IMF disburses Sh55 billion to Kenya, lauds CBK’s fiscal stance
The International Monetary Fund (IMF) has okayed the disbursement of Kes55 billion ($447.4 million) fresh loan to Kenya for budget support in the current financial year.
The latest instalment is the fourth tranche of a wider Kes288 billion ($2.34 billion) 38-month loan credit support programme that was agreed on in February last year.
The IMF said Kenya’s economy remains resilient against a challenging global backdrop and is projected to grow 5.3 percent this year.
“The economy has performed well amid slowing global growth, tighter financing conditions, and volatile commodity prices, while the continuing drought has increased food insecurity, and climate-related risks pose ongoing challenges,” Ms Antoinette Sayeh, Deputy Managing Director and Acting Chair, said.
“Strong performance of tax revenues supported resilience and cushioned the initial impact of global shocks on households and businesses, and the new administration’s elimination of petrol subsidies and plans for significant reprioritization of expenditure to keep the fiscal deficit below the budgeted level are commendable,” she added.
Latest data show Kenya’s inflation increased past the Central Bank of Kenya’s (CBK) target band in June and is expected to peak early next year largely due to high food and fuel prices.
Read also: IMF lauds Kenya for dropping fuel subsidy, readies Sh53 billion new loan
The IMF said CBK’s tightening monetary policy stance would limit second-round effects and keep inflationary expectations well-anchored while supporting external adjustment.
Kenya’s Central Bank has raised the benchmark lending rate by a cumulative 175 basis points this year.
“The exchange rate should function as a shock absorber, supported by a well-functioning interbank FX market, with forex interventions (sales) limited to addressing excessive volatility. Continued monitoring of the banking system is also important,” noted Ms Sayeh.

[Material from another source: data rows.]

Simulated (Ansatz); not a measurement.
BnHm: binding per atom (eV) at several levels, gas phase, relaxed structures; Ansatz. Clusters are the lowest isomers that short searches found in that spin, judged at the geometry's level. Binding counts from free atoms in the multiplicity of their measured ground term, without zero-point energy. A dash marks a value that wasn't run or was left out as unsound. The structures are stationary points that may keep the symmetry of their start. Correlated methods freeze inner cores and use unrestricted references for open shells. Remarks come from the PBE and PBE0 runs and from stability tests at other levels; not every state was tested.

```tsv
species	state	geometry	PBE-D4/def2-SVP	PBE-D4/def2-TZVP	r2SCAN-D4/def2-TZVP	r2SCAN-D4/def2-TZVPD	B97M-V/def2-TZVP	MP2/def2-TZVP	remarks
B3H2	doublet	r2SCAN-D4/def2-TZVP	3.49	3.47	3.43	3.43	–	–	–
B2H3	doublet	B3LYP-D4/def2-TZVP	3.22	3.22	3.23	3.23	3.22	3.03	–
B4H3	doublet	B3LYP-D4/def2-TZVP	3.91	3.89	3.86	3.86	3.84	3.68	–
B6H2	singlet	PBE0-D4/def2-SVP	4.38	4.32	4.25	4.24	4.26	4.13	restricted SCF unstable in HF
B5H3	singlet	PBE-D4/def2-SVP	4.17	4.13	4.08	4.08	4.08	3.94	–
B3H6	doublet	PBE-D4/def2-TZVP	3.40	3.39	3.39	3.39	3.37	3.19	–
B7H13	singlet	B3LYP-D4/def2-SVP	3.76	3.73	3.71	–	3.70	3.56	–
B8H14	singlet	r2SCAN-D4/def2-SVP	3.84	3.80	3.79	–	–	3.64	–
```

Despite double-digit export growth, the country’s current account is expected to widen on higher global oil prices in 2022, the global lender said in an update.
Downside risks predominate in the near term, while Kenya’s medium-term outlook remains favorable although climate-related risks are elevated, the IMF explained.
With progress on fiscal consolidation, public debt has begun leveling off. Taxes performed strongly in FY2021/22, while spending was compressed on shortfalls in external commercial financing, leading to an overperformance of 1.7 percent of GDP in the primary deficit.
However, obligations carried over from last fiscal year and an increase in unbudgeted spending in early FY2022/23 increased pressures on the budget. The new administration of President William Ruto has reasserted Kenya’s commitment to fiscal consolidation, targeting a lower overall fiscal deficit than the original budget.